As part of a new project, we are looking into realtime collaboration, with a goal similar to Figma; Being able to collaborate on design documents.
We’ve run some tests with y-websocket (with y-mongodb) and we think this would be a viable solution for us. However, it seems that the yjs transactions collection/table (either in memory or persisted) is the leading source of data and that a document should always be initialized through this data.
We currently persist the actual data inside the ydocument into a separate collection when all connections in a specific room closes. Ideally we’d like to make this data the leading source when a new session starts, after which the transactions/updates will become the source again.
So to clarify, we’d like the situation to be like this:
user opens design document
load “real” data from our separate collection
let yjs take over with transactions
user closes design document
save “real” data (from content of ydoc)
clear transactional data
repeat when needed
Other users that join in would sync from the websockets rather than init with the “real” data I assume?
Yes, it’s possible, with a couple of caveats that I’m aware of. We do something similar in Relm–when a designer (of a 3D world) wants to truncate the history of a relm, we export a snapshot of the current state of the YDoc and then import into a new YDoc.
(I could wrap that up in a PR for y-websocket if it’s valuable to you and @dmonad finds it an acceptable change).
The other piece that’s a little tricky is that Yjs doesn’t keep track of the schema of your data. In other words, you might know that your YDoc consists of a y-array with a bunch of y-maps containing y-text; however, the YDoc itself doesn’t track how that maps to, say, a JSON export. So you’d need to hard-code or otherwise track the schema of the YDoc so that when you import it, you can put all the data you exported into the right Y types.
@lucien Ideally, you store the Yjs document alongside your JSON representation. This will introduce some overhead because you are storing the same data twice, but there are a lot of advantages of keeping the Yjs metadata around.
A client might not realize that it disconnected (it takes a while before the client realizes that it disconnected in some cases - e.g. over 3g, Starbucks Wifi, …). You won’t be able to apply edits after the server document is destroyed.
A nice feature of Yjs is that you can store your data offline using y-indexeddb. This improves load-time and ensures that users never loose any data unless the server AND the client lose all their data.
When you introduce the feature that you described, and that @canadaduane implemented, then you need to think about more special cases. A lot of developer overhead for losing some essential features.
Even ShareDB doesn’t recommend to delete the history - ever!
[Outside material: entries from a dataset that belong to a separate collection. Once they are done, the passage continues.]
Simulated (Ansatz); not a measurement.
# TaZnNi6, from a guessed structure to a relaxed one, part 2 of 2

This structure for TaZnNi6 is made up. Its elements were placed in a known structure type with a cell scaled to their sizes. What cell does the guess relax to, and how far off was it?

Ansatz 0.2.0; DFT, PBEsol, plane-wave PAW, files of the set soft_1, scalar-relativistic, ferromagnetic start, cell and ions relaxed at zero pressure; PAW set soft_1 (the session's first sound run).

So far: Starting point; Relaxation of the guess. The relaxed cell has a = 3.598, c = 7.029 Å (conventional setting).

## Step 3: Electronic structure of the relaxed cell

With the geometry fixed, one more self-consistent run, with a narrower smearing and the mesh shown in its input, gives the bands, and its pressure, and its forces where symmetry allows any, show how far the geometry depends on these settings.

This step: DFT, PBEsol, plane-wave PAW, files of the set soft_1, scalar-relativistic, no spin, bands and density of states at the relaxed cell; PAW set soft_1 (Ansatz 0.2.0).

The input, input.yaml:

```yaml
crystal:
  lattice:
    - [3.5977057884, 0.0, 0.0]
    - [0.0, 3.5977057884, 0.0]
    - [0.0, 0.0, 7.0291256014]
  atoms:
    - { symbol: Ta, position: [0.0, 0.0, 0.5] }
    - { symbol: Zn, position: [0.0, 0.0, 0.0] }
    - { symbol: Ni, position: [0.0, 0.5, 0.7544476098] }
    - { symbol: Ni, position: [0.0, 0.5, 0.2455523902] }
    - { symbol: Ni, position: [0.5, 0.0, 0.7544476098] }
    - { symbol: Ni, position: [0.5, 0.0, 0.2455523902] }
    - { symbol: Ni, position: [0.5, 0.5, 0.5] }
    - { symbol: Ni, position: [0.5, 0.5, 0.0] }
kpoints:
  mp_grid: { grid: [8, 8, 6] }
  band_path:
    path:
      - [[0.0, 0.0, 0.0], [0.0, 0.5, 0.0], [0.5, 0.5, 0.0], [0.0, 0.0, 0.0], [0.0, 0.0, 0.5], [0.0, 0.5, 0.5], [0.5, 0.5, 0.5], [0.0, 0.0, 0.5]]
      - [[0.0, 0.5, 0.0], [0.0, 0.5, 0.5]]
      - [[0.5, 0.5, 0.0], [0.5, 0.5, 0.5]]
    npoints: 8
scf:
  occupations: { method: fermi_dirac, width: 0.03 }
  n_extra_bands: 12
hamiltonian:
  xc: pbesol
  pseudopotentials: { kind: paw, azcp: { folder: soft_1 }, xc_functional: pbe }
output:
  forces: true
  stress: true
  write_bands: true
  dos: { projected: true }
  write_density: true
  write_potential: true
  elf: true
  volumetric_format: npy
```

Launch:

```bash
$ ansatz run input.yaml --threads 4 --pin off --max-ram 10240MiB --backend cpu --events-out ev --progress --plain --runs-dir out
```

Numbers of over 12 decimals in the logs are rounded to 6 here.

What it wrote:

In @canadaduane’s case, it really makes sense to restart the session without any associated metadata. If you have a document that really receives millions of millions of changes every day (e.g. a gameworld that allows thousands of users to concurrently move & rotate 3d objects) then you should think about buying into the complexity (and the restrictions!) of restarting sessions. If you only build a collaborative application that only receives a couple of million changes in its entire lifetime, then you don’t need to think about this feature. You can always re-implement it later. Build it first, and improve later.
@canadaduane I’m hesitant right now to make it part of y-websocket because I don’t want to give the impression that implementing this should be the norm. This feature won’t play nicely with other features I have planned (e.g. autoscaling of y-websocket). But I would appreciate it if you would write a tutorial on how you implemented this feature. Initially I only planned to build collaborative apps, but you built a whole 3d world with Yjs. It would be interesting to hear more about the challenges and solutions you came up with.